Happy Birthday copyright, birthday cake
The final notes may be sung on a 3-year-old case involving one of the most profitable copyrights that everyone knows by heart. For those who aren’t familiar, licensing fees and royalties can garner a pretty profit for copyright holders. Some of the most profitable songs may surprise you. The top five songs combined have garnered over 150 million dollars for their copyright holders. Do you know what the most profitable songs in recent history are?
It is no surprise that many of the songs on the list are incredibly well known. These songs garner royalty fees when played by a “profit-making enterprise”. What does that mean? Well, in short it means when it is used by a business or entity in a way that relates to making money, in some fashion. An advertisement using the song in the background to sell cars, a sporting venue using the song to entertain in between the action, or even a movie using a popular song to set a scene. In all of these instances, users are required to get the permission of the copyright holder in order to use the song even if it is only for an instance. “Unchained Melody” by Alex North and Hy Zaret  ranks number 5 with an estimated earnings of $27.5 million dollars. John Lennon and Paul McCartney’s, “Yesterday”, comes in fourth with an estimated 30 million in earnings. The number three spot belongs to Barry Mann, Cynthia Weil and Phil Specter with their 1964 hit, “You’ve Lost That Loving Feeling”; earning approximately 32 million dollars. Irving Berlin’s holiday classic takes number two with “White Christmas” with a very green estimated earnings of 36 million dollars.

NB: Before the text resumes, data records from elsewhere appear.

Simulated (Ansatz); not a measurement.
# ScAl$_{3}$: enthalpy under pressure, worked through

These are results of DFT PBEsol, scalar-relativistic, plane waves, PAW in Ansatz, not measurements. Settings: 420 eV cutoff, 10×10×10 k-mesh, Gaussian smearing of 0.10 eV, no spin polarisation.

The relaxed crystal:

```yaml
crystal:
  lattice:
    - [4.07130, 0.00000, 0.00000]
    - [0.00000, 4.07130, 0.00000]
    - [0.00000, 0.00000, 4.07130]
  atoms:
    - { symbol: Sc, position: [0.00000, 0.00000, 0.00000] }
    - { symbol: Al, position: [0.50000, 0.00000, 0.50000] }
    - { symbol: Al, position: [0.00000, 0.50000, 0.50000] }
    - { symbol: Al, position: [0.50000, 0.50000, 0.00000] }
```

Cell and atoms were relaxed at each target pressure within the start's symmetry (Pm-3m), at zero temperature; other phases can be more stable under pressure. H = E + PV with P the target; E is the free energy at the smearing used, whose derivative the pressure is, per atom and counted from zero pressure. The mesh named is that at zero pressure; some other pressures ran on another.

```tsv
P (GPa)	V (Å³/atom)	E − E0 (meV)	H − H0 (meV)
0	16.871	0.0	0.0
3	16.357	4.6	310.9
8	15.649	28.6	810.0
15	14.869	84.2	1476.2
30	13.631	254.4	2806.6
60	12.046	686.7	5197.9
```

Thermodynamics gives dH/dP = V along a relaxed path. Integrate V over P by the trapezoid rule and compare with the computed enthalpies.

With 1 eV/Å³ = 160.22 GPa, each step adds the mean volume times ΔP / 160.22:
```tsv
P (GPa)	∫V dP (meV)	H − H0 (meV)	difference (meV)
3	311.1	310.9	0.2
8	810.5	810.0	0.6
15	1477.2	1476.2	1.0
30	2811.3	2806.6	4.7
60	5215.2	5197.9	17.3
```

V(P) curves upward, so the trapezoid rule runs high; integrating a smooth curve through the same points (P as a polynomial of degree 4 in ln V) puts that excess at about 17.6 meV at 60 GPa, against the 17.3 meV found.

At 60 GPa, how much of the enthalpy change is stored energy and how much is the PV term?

The Happy Birthday Copyright

Happy Birthday copyright Law Offices of Zachary Hiller Houston, TX

The Happy Birthday song is now part of the public domain.

The number one royalty earner may come as a surprise to many although, it is safe  to assume that everyone knows the song. It is the “Happy Birthday” song and it has been the subject of a lawsuit for three years in part due to the high value of its royalties, an estimated $50 million. While the average person was unlikely to feel the weight of the songs’ copyright when they blow out their candles, corporations most certainly did. Have you ever noticed that the song that is sung at popular chain restaurants is never the happy birthday song?   Yes, even restaurant chains were not exempt from the reach of the happy birthday copyright, originally written by the Hill sisters in 1893.  The actual copyright for the song had been passed and purchased several times before becoming the property of music publishers Warner/Chappell in 1988 where it earned an average of two million dollars a year for the company. In one famous instance, the birthday song was used in the independent film, “Hoop Dreams”, at a cost of $5,000 for nine seconds of air time.
In 2013, several filmmakers took the publishing house to court. The case centered on the premise that the Hill sisters originally wrote the song “Good Morning To All” which had different lyrics than the birthday song. The court ultimately invalidated the copyright stating that the original copyright did not include the birthday lyrics and therefore, could not enforce the copyright on the “Happy Birthday” song. Warner/Chappell has agreed to a $14 million dollar settlement to pay back the royalties it earned in past claims. This case is viewed to be a landmark case, returning the “Happy Birthday” song to the public domain. It also highlights the nuance of a copyright. It is important to ensure that every aspect of your copyright is analyzed and assessed for any loopholes. In this case, it is a $14 million dollar loophole for Warner/Chappell and a happy day for filmmakers, television producers and chain restaurants. I wonder if they know a song to sing to celebrate?